Campy, bitchy, outrageous, and quite a bit more than over the top, Abby Zinzo describes himself as “a cross between Auntie Mame and Louis the Sun King.” Abby has lived a life dedicated to pleasure, and nothing has given him more pleasure than owning, wearing, or merely contemplating the lustrous objects with which women and men have always adorned themselves.
In this sexy, funny book that is part novel and part thesis on jewelry, Abby sits down to record everything he has learned over a lifetime, planning to leave this story along with his collection of valuable stones to his beloved niece, Zeem. He recounts the history of famous gems–like the fabulous Koh-i-Noor and the brilliant blue Hope diamond–and regales us with naughty tales of the women who made the beautiful jewelry their own, including Coco Chanel, the Duchess of Windsor, and Elizabeth Taylor. He also narrates his own sensational life, from Harvard undergraduate to dancer in a notorious Paris drag cabaret to his twilight as a man for whom gender is just another glittering ornament. Sharp, fascinating, and sparkling with its own inner fire, Jewelry Talks is precious gem in and of itself.

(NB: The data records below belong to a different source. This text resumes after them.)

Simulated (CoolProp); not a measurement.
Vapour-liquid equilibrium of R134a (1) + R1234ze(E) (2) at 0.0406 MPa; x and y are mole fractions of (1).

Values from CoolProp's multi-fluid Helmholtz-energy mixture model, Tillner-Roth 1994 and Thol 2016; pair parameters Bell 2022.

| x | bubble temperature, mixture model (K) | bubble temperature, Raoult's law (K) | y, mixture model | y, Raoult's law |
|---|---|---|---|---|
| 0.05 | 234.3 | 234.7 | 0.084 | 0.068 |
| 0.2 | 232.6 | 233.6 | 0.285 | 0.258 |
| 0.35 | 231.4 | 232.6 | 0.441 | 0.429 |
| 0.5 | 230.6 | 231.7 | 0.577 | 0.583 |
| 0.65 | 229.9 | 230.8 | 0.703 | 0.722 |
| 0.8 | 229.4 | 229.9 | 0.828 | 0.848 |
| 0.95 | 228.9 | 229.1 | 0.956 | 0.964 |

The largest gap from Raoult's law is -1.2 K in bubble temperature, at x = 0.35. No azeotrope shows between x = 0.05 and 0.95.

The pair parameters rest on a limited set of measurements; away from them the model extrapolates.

What a curious little book. Part philosophical discourse on the meaning and significance of jewelry, part camp history of some of the great 20th century jewelry lovers and part gender-bending romp through Paris, I wanted to like this more than I actually did. The disparate strands never quite came together cohesively, some of the historical anecdotes could have used a bit more research, and some of the camp bitchiness tipped a little too far towards bitchiness. However, I’ve never read anything else that attempts to synthesize Hegel, Liz Taylor, and the symbolism of a diamond while simultaneously smashing the gender binary, so hats off to the attempt.
p.83 one assertion caught my attention: "In the case of a woman wearing a vulgar diamond solitaire, she might as well be wearing a check around her finger, says Chanel, made out for the amount it costs." which seemed a counter intuitive attribution. I Googled "Chanel diamond solitaire" and mostly found links to diamond solitaire rings sold under the fashion label, rather than any other documentation of that quote, until the Google books link to the very page I was reading.